Exit light, enter night, take my hand — off to congratulate a Virginia high school marching band!
The Oakton High School Marching Cougars just won Metallica’s Inaugural Marching Band Contest, announced this past Sunday night on ESPN.
“It feels pretty awesome,” band director Jamie VanValkenburg told WTOP. “The kids are pumped; the community, school and band parents are really pumped. It was such a group effort to put it together that we’re all just ecstatic. Sunday night, one of my sectional instructors texted me a little after 9 [p.m.] and said, ‘Congrats on winning the Metallica completion,’ and I texted back, ‘Wait, what? Did we win?’ … It hasn’t [set in yet]. I’m still processing it.”
More than 450 high schools and colleges across the U.S. joined when the contest was announced in April of last year.
“In the spring, we had not determined our marching theme for the fall yet … I was on social media and happened to see the announcement,” VanValkenburg said. “I’m a huge Metallica fan. I grew up at the perfect time to experience the band. They launched in 1981, so I was in middle school when the album ‘And Justice For All’ came out. I recall MTV played the song ‘One’ practically on a loop. … So I thought, ‘Why don’t we enter the competition?'”
So, he and his music arranger Kent Baker created a Metallica-themed performance called “Parade to Black.”
“We tried to recreate the feeling of being at a Metallica concert,” VanValkenburg said. “To create the feeling of a stage, we had fake light poles like an outdoor concert and we moved the sideline percussion onto the field. … It’s difficult to adapt heavy metal to a marching show. … Kent put together a great medley: ‘The Unforgiven,’ ‘For Whom the Bell Tolls,’ ‘Turn the Page.’ … The closer was ‘Enter Sandman’ and ‘The Memory Remains.'”
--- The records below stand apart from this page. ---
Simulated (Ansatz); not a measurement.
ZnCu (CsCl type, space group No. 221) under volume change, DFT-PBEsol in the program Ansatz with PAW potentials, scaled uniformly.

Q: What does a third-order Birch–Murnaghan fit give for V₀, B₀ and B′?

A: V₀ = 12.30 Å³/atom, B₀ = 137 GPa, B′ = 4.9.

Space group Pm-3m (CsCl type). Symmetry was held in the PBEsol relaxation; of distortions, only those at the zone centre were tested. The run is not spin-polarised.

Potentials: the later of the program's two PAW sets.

After football season, they filmed the routine and submitted the video by the Nov. 17 deadline.
“We decided to not do it at a football game so we could control the crowd noise and perform it more than once in case we needed to do another take,” VanValkenburg said. “After marching season was over, we reserved our stadium on a Tuesday night and we had one camera set up in the press box and we had parents with other cameras for close-ups on soloists, features, and we hired an audio engineer to come make a professional audio recording.”
In December, Metallica announced that Oakton High School was chosen as one of five finalists in the small-band category (under 75 members). Overall, there were three high school categories and two collegiate categories.
“I got a text from another teacher here at Oakton who is a former band parent at another high school who loves marching bands and she congratulated me for being a finalist,” VanValkenburg said. “The next day, the way I revealed it to the kids was I just put it up on the screen on the smart board as they were coming in. Then, with my phone I filmed their reactions when they read that we were finalists. It was great. The jaws dropping was epic.”
The winner was announced this past Sunday, meaning the school will earn $15,000 worth of band equipment.
“It’s a big deal for our band and community,” VanValkenburg said. “I have great students, they want to be good, they’re willing to work hard. … I have great band parents that are super helpful. I’m fortunate to work in a performing arts department where we are all good at what we do. … There’s a bit of irony here: the founder of Napster went to Oakton High School — and Metallica was one of the bands that sued Napster over piracy!”